Application of East Course, Inc.

60 Pa. Commw. 83 | Pa. Commw. Ct. | 1981

60 Pa. Commw. 83 (1981)

Commonwealth of Pennsylvania, Pennsylvania Liquor Control Board, Appellant.

No. 2514 C.D. 1979.

Commonwealth Court of Pennsylvania.

Submitted on briefs, May 4, 1981.
June 17, 1981.

*84 Submitted on briefs, May 4, 1981, to Judges BLATT, CRAIG and MacPHAIL, sitting as a panel of three.

J. Leonard Langan, Assistant Attorney General, with him James J. Fitzgerald, III, Chief Counsel, and Harvey Bartle, III, Acting Attorney General, for appellant.

John R. Luke, Luke, Anthony & Fraas, for appellee.

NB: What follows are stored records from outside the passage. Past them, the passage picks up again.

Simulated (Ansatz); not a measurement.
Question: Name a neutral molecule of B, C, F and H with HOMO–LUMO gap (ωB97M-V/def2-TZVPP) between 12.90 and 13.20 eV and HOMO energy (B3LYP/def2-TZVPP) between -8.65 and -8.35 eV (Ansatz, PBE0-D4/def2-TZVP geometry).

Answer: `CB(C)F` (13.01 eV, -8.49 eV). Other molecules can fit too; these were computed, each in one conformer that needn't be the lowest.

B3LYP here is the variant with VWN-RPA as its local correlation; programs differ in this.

OPINION BY JUDGE CRAIG, June 17, 1981:

East Course, Inc. [ECI] applied for a restaurant liquor license for its premises in Plum Borough, Pennsylvania under the resort area provision of Section 461(b) of the Liquor Code, Act of April 12, 1951, P.L. 90, as amended, 47 P.S. § 4-461(b). Without making any specific findings, the Pennsylvania Liquor Control Board (PLCB) denied the application, stating only, in conclusory fashion, that Plum Borough had not been established to be a resort area as that term has been defined.

ECI appealed to the Court of Common Pleas of Allegheny County. After taking additional evidence, the court made findings and reversed the PLCB.

*85 According to the record, ECI operates an 18-hole golf course and a restaurant, both open to the public; the course handles about 35,000 rounds per season and accommodates 100 to 500 cross-country skiers per weekend in the winter, conditions permitting. Within five miles of ECI's premises is the Valley Heights Golf Course, another public course, and within two miles is the Oakmont Country Club Golf Course, widely known for its hosting of Professional Golf Association and United States Golf Association tournaments, as well as other statewide and regional tournaments. Activities at the club draw nearly 200,000 persons into the borough annually as participants or spectators.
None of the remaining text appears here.